Australia’s fixation with asylum seekers arriving by boat has cost taxpayers nearly $2.4b since 2000, according to Budget and ANAO documents.
The expenditure includes spending to deter, process and most of all detain asylum seekers who have arrived by boat. Mandatory detention of asylum seekers was first introduced by the Keating Government and continued and expanded under the Howard Government, with a proliferation of offshore detention sites designed to punish asylum seekers and deter others from coming.
The $2.4 billion cost is separate from spending on detention facilities for other detainees such as asylum seekers who arrive by air, or visa overstayers — most years, the latter exceed maritime arrivals by a factor of ten or more.
The cost also does not include hundreds of millions spent on border security measures adopted under the Howard Government, nor the cost of conducting and carrying out the recommendations of the Comrie and Palmer Reports into the treatment of Cornelia Rau and Vivian Solon by the Immigration Department.
The cost of establishing and maintaining facilities on Nauru, where asylum seekers were detained before inevitably being allowed to live in Australia, still remains a mystery. It was kept out of the Budget papers by the Howard Government; in fact, bizarrely, the cost of the Nauru facility is a net negative in the Department of Immigration’s Budget papers since 2000, with over $35m in savings booked from the operation of the facility in 2006 — when it held two Iraqi asylum seekers — and a cost of $10m appearing as a Budget measure the following year, for continuation of the facility. Some of the facility’s original funding came from the AusAID budget.
Non-government sources have since estimated the cost of the Nauru facility at $1b over five years; a far higher figure than that offered by an Immigration spokesman in 2006, who provided a “preliminary estimate” that the facility cost around $1 million a month regardless of whether there were any inmates. The Coalition has consistently refused to provide a costing for its current proposal to reopen Nauru as a holding centre for asylum seekers. A plausible costing for the operation of the Nauru facility pushes the cost of the policy to over $2.5 billion.

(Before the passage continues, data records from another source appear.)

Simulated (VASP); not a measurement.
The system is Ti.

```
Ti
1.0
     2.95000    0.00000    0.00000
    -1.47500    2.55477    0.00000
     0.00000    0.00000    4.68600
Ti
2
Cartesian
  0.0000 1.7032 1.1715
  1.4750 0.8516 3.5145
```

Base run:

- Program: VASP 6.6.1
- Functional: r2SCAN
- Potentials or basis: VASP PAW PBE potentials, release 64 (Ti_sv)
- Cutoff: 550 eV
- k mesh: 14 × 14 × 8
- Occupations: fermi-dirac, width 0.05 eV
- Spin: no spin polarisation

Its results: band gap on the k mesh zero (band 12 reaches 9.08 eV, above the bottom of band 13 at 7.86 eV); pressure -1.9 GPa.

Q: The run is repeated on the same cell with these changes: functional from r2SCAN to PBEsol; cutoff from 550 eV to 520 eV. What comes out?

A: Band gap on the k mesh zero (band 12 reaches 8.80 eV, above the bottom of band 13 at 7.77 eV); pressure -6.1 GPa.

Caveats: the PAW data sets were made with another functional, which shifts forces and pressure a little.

Also problematic is the cost of the construction of the upgraded detention facility on Christmas Island, one of the many expensive bungles investigated by the Howard Government that received critical reports by the Auditor-General. The cost of the facility has an uncertain existence in the Immigration Budget papers, appearing only fleetingly from year to year. That’s because the construction of the facility was primarily overseen by the Department of Finance, with funding also going via the then-Department Transport and Regional Services.
The project was originally costed at just under $200m but, according to the ANAO, ended up costing $317m due to poor management by the Department of Finance. Another $200m has been spent in the last two years to further increase accommodation on Christmas Island and provide other detention facilities.
The cost of detaining asylum seekers only — that is, removing costs for deterrence and anti-people smuggling activities — totals just over $2b since 2000. During that period, just over 18,000 people have arrived by boat. That means taxpayers have spent about $113,000 simply to detain each asylum seeker, on average, across the period. Our obsession with detention comes with with a big price tag.
“investigated by the Howard Government”? Is that meant to be “instigated”. I don’t recall the Howard govt investigating any of its bungles too deeply.
Jiminy Cricket, this accommodation is even more expensive than Oprah’s presidential suite at Sydney’s Intercontinental last December.
Perhaps Chris Bowen should approach the Intercontinental chain to arrange a party booking for the next boatload – it would be more cost-effective. After all, the Oz government/taxpayer already did a deal with them on Oprah’s bill.
Good article, Bernard. I guess the Australian public now have an informed choice – continue on as usual, knowing that the cost/asylum seeker is exhorbitant, or come to their senses and process people on-shore at a fraction of the cost.
My guess is that neither will be acceptable to the hard core, and we will be back to “turning the boats around”, letting people drown, or the “go back to where you came from” scenario. More trouble ahead.
Both major parties have been cavalier with taxpayers’ money and I often wonder how this country functions because all one hears is bungle after bungle.
I can’t recall any real success stories where it comes to government spending. Makes you wonder whether we are getting value for money with this lot.
$300 million for Nauru. Found out last year. Total cost for Pacific “solution” was over $2.5 billion though once the cost of war ships and other things were factored in.
I reckon the full cost of this lunacy over the past 20 years has been close to $10 billion when we consider that $1.2 billion was the cost just in the last financial year with $772 million on prison costs alone last year which do not include the $400 million in rebuilding costs and new prisons.
And for whom? The 2385 Afghans put on hold but have now almost all been granted visas – 1335 in the last financial year alone and 766 in the first 6 months of 2010.
In the last financial year over 2700 visas were granted but 1500 remained jailed.
A family could have had a decent house bought for them for the cost of their illegal prison.
When things are so bad even that hard arsed Metcalfe is calling for a better way then we know the pollies have gone way over the top in their wish to punish innocent people over and over again.
And for the people smuggling – Mr Al Jenabi helped his family escape Saddam Hussein, he spent 8 years in Abu Ghraib but Australia rendered him from Thailand because he helped people in Indonesia and we jailed him for 4 years claiming he broke some law.
He still lives in limbo, his is just one of the many stories of not people smuggling we jail innocent people for.
http://www.sievx.com/articles/sentences/20040921THEQUEENandALHASSANABDOLAMIRALJENABI.html
And Article 232a of the migration act means nothing more than giving refugees a ride yet our courts are so dumb they think it means smuggling – out in the open? Really, smuggling out in the open?
What a hoot. People should stop wearing heroin strapped under their clothes and wear it outside their clothes.
Finally, slowly but surely some parts of the media and courts and lawyers are catching on to the fact that there are no people smugglers.